2. Determine how to achieve your organization’s potential. Making big changes is scary, and they are even harder when you wait too long. Resources become more limited in maturity and more capital to fund change is often hard to find. In an ideal world, you will rethink your model while still in the growth stage. Unfortunately, that is rarely the case. Most companies hang on to what they know far too long because the little signals are missed–things like declining sales from a block of customers, or startups that are using new tools to reach customers, or research and trends rejected for a variety of reasons but mostly because it doesn’t fit the historical view of the world. There is a great article published in Harvard Business Review that categorizes the type of disruption faced by different industries and suggests the strategic shifts necessary to address each type. The point being is not IF you are in disruption, it is HOW you are dealing with it. To determine how to achieve the organization’s potential, ask how you would get there from where you are today. What would you add? Drop? Do more or less of? That includes skills, capabilities, technology, processes, etc. Think outside-in. What would a savvy competitor without allegiance to your current model do?

3. Prioritize and Reallocate. This level of change is not a small thing. It doesn’t happen in a day or a year. Figure out the critical path by drawing a straight line between your future and your present. Start with what will move you the furthest the fastest toward that future OR in some cases, setting up a critical path by addressing what you need in place to move forward. Sometimes we must fix a foundation before we can build on it. Major in the majors. Ask yourself if you take something on, will your customers notice? If not, don’t do it. Only do those things that will get noticed and appreciated and add value to customers (meaning they will pay for it!). As you lay out the next 3-5 years of change, put your resources where your priorities are. No matter the size of the organization I repeatedly see companies who say they want to grow or accomplish certain things, but they keep spending money the way they always have. That won’t work. You can no longer continue to give each department the same money as last year and then give everyone equal increases. You can’t dole out IT resources on an equal basis. You can’t treat all customers the same. You need to be prepared to invest in the most leverageable initiatives and resources if your company is to achieve significant goals. The good news is if people understand why the budget changes are being made—”it is not your turn this year sales department to get more new hires because we need to get out in front of the product offering first, so you have something more exciting to sell”—then people understand it is a timing issue and not a value issue. They are a part of a team and for now, they are in a support role.

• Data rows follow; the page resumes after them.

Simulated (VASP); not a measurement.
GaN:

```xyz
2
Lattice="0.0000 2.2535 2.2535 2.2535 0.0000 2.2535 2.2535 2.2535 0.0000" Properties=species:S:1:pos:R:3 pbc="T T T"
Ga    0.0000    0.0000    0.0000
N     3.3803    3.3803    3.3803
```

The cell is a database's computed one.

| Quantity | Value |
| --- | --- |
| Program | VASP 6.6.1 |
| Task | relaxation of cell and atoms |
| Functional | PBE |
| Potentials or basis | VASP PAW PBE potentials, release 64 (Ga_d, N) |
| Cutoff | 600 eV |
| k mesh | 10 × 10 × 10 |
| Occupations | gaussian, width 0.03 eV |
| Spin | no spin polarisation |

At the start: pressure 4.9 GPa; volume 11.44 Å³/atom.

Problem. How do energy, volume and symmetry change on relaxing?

4. Communicate. Communicate. Communicate. If we learned one lesson in the past twelve months, I hope it is that communication is essential to morale and performance. You can never have too much of it. It is the key to engagement and participation. Without it, you are sub-optimizing results because everyone can’t contribute. And the kicker is—it’s FREE. Most organizations don’t have good communication regularly. They tell people what they think they need to know or what to focus on to do their job. That is limiting. People need to know where the company is going if they are going to contribute to it getting there. Can you imagine being sent onto the basketball court without knowing the play? Take a hard look at how well your organization communicates. Ask the people on the front lines what they think and what they would like to know and find a way to make it happen. A valued mentor of mine once said the job of leadership is to be a “broken record”.


2021 is the year for accepting the degree of change all around us and acting on it. Develop your game plan, leverage your resources, and enable participation. You will be surprised how much more you can accomplish.